Louis Zocchi, inventor of the d100, has died

(icv2.com)

43 points | by sgbeal 3 hours ago

7 comments

  • tgrover 37 minutes ago
    The amount of games that use those kinds of dice make his contribution to tabletop gaming incommensurable. Sad to see him passing. But 91 yo is more than respectable
    • melling 1 minute ago
      91 is respectable for a reasonable man in the early 21st century. A few unreasonable people want a bit more.
  • G_o_D 15 minutes ago
    The study of imperfection in dice that makes them settle on certain favoured numbers by Louis, helps clear superstitious story of Mahabharata whereby the character named Shakuni, had dice made of his dead father's ashes who/which always respects/fall on numbers he desired,threby winning/cheating in game of Chaupad, that ultimately lead to biggest war in human history
  • guyzero 2 hours ago
    More than just the d100 he was a pioneer of being very exacting when it came to making polyhedral dice. See http://www.1000d4.com/2013/02/14/how-true-are-your-d20s/
    • sgbeal 2 hours ago
      > More than just the d100 he was a pioneer of being very exacting when it came to making polyhedral dice.

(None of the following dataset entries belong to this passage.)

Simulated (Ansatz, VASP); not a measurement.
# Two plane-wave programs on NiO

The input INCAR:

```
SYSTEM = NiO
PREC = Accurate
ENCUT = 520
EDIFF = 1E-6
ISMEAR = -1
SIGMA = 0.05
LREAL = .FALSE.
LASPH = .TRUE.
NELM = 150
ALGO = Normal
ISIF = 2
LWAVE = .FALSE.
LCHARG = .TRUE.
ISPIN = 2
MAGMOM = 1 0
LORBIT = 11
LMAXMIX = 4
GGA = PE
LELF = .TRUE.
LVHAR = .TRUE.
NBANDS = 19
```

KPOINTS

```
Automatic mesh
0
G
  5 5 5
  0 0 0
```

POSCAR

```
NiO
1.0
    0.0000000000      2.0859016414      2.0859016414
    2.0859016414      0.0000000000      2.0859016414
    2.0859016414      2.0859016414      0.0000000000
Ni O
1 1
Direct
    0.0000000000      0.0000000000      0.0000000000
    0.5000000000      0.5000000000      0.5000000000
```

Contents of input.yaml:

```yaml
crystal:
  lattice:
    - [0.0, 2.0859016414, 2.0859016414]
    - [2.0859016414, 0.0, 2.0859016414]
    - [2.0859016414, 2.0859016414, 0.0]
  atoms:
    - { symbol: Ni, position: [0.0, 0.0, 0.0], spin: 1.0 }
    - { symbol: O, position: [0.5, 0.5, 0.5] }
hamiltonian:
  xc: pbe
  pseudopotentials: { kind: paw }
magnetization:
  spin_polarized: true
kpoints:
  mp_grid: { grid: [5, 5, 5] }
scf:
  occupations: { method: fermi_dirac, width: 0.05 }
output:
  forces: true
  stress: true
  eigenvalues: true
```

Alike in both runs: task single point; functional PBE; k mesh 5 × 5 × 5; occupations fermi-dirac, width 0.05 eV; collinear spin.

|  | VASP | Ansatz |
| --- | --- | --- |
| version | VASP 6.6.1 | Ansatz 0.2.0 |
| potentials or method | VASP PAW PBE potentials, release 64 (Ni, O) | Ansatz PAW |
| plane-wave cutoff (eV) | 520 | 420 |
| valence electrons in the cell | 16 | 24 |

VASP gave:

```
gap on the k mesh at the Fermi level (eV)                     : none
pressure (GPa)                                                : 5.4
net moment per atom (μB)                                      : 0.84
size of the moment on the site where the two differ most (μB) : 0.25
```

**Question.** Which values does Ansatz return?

      Absolutely, but i couldn't fit all of that into the subject line ;) and he's best known for the d100. Many of us remember the articles and ads from the 1980s describing the effort he put into that particular die.

  • sd9 16 minutes ago
    It had never occurred to me that somebody needed to invent polyhedral dice. There must be so many inventions in the world that I’m completely unaware that there was a point in time before which something didn’t exist and after that it did.
    • literalAardvark 4 minutes ago
      Everything you've ever seen that isn't sky, water, air, ground, life was invented by someone.

      Heck, many specimens of the last two are inventions, that are insignificant as a % of species but are in the worldwide top by biomass.

      It's quite difficult to leave the anthroposphere in much of the world.

  • 01HNNWZ0MV43FF 2 hours ago
    https://en.wikipedia.org/wiki/Zocchihedron

    I didn't see a picture of Zocchi's d100, Wikipedia has one

    • pcblues 1 hour ago
      Interesting they had to redistribute the numbers to take account of its natural bias.
      • philipallstar 45 minutes ago
        Sort of crazy they didn't test it for bias before they released it!
  • pcblues 1 hour ago
    I just throw 17d6 and subtract 2.

    Problem solved.

    (I am joking!)

  • benj111 1 hour ago
    I've never played any games that require this, but the Wikipedia page makes reference to percentage rolls, but wouldn't you need 101 sides to get 0% and 100% for that?
    • sgbeal 1 hour ago
      > but wouldn't you need 101 sides to get 0% and 100% for that?

      There is no 0% in d100/d-percentile rolls. Every "how to interpret these dice" paragraph in games which use them will tell you to interpret 0-0 on 2d10 as 100, not 0. Or, hypothetically (but i don't recall having ever seen this), they'll have a stated range of 0 to 99 (inclusive). Either way, the numeric range spans precisely 100 digits.